Suicide (2001) | Dirs. Raoul W. Heimrich & Yvonne Wunschel | 84 min.
Every day in October, a recommendation from John D’Amico of a horror movie or TV episode available for free on YouTube. Enjoy:
What’s the point of horror? Ok, so if you’ll take anything away from this quixotic project, it’s that horror comes in all shapes and sizes. But what’s the point of that kind of horror? You know, the kind that journalists and politicians fret about, that you only ever see at 3 AM. That Gabe Lewis stuff. Torture porn, exploitation cinema, extreme horror—call it whatever you like. It’s a very weird subgenre floating around the margins, complicating and even poisoning the well.
I’m not a fan of this stuff, but they are often examples of exceptional filmmaking techniques, so, student of film that I am, I muscled through a few Guinea Pig movies, studied up on Cannibal Holocaust, and even made it through Men Behind the Sun. You get hypnotized after a while. Revolted and fascinated. You know the feeling. If anything is going to shed light on this stuff, it’s Raoul W. Heimrich’s Suicide, the most stripped-down example of the form.
It’s the story of some filmmakers who make their money filming suicides (ever notice how many extreme horror movies are about filmmakers?). We see each death in gruesome detail—some imagery will never leave me, particularly a haunting and anatomically explicit heroin overdose—and each seems to get more bizarre than the last.

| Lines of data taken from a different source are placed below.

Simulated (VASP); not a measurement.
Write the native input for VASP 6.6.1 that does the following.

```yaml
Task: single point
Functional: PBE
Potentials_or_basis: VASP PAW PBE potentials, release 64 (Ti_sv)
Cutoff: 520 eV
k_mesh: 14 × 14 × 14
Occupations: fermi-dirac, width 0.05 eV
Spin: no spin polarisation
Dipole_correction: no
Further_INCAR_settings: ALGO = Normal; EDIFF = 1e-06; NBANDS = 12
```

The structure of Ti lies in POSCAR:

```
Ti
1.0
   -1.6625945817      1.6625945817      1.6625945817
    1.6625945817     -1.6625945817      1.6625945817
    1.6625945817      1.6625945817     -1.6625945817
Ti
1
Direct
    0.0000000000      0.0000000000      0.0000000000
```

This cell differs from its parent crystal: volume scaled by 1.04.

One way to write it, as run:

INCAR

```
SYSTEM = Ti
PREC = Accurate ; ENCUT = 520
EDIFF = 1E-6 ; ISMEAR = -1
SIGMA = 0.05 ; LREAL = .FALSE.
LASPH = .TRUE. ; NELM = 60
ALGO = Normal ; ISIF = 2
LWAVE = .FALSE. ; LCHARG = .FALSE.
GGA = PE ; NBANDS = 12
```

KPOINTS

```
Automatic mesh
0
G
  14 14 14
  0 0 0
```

So, what’s the point? I don’t know. But it’s something to think about and something to experience. Maybe it allows us to turn over rocks in our brain, visualize horrible things and exorcise them. Maybe it allows us to stare death in the face and survive. Maybe it’s just an endurance test. Maybe it’s just gross and fascinating. Either way, it’s a shade of the rainbow.